OCR Segmenter Tool Limitations
The following limitations apply to the OCR Segmenter tool:
- Backgrounds with strong textures and/or with so much noise that the character blends into the background may not be handled well.
- The ROI must not contain strong features other than the line of characters (for example, no other lines of characters, no label edges, and so on). In some cases, this may require precise fixturing. The OCR Segmenter tool can sometimes be made to reject other strong features using the parameters ignoreBorderFragments and/or characterMaxHeight.
- Touching characters can be handled to some degree but typically require you to adjust some parameters. Fixed-width touching characters can usually be handled by specifying the width; however, proportional fonts with touching characters are problematic, the OCR Segmenter tool may handle some cases correctly, but there may be some cases which cannot be handled correctly by the OCR Segmenter tool.
- Extraneous scratches or strokes (such as handwritten scribbles that might pass through characters on a bank check) may not be handleable by the OCR Segmenter tool.
- Currently, no template-based segmenter is available. Such a segmenter may be able to handle touching characters and extraneous strokes, but it would have other limitations.
- Line rotation can be determined, but for very short lines (for example, three or fewer characters) or relatively short lines with a lot of line jitter, it may be necessary for you to specify the rotation instead (because of the inherent uncertainty in determining the orientation of a short line).
- All characters in one line of characters must have the same rotation.
- All characters in one line of characters must have the same skew.

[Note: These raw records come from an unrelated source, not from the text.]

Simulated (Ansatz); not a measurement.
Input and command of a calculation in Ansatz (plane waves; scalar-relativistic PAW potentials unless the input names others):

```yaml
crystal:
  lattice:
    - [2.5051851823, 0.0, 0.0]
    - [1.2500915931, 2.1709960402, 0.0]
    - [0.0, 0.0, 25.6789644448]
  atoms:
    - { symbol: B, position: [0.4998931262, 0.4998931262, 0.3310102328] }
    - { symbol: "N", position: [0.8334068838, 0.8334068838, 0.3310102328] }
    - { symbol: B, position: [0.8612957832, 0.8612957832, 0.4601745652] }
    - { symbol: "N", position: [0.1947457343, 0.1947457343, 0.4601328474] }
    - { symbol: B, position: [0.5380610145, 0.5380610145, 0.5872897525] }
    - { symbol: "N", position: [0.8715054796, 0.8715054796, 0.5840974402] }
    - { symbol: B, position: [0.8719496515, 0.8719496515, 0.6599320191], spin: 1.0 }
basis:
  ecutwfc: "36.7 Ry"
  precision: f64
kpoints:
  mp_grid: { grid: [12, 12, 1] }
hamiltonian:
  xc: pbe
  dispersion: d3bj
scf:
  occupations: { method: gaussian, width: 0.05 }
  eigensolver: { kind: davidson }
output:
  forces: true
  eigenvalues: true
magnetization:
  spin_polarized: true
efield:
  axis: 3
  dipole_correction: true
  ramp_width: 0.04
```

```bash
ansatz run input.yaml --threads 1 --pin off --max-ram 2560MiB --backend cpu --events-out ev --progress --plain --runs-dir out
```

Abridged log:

- For well-separated dot-matrix print (that is, where the dots are not touching), it is more likely that you will need to specify some parameters (such as expected character size and/or minimum inter-character gap) to get a good segmentation.
- Don't-care masks are not supported.
- Nonlinear client coordinates are not supported.
- Image size is limited only by physical memory (for example, images greater than 2 GB are supported on 64-bit systems).
- The stroke width must be greater than or equal to two pixels. For the definition of stroke width, see section Font Stroke Width.
- The minimum character size is 8x8 pixels for large (typically alphanumeric) characters and 2x2 pixels for small characters (such as periods).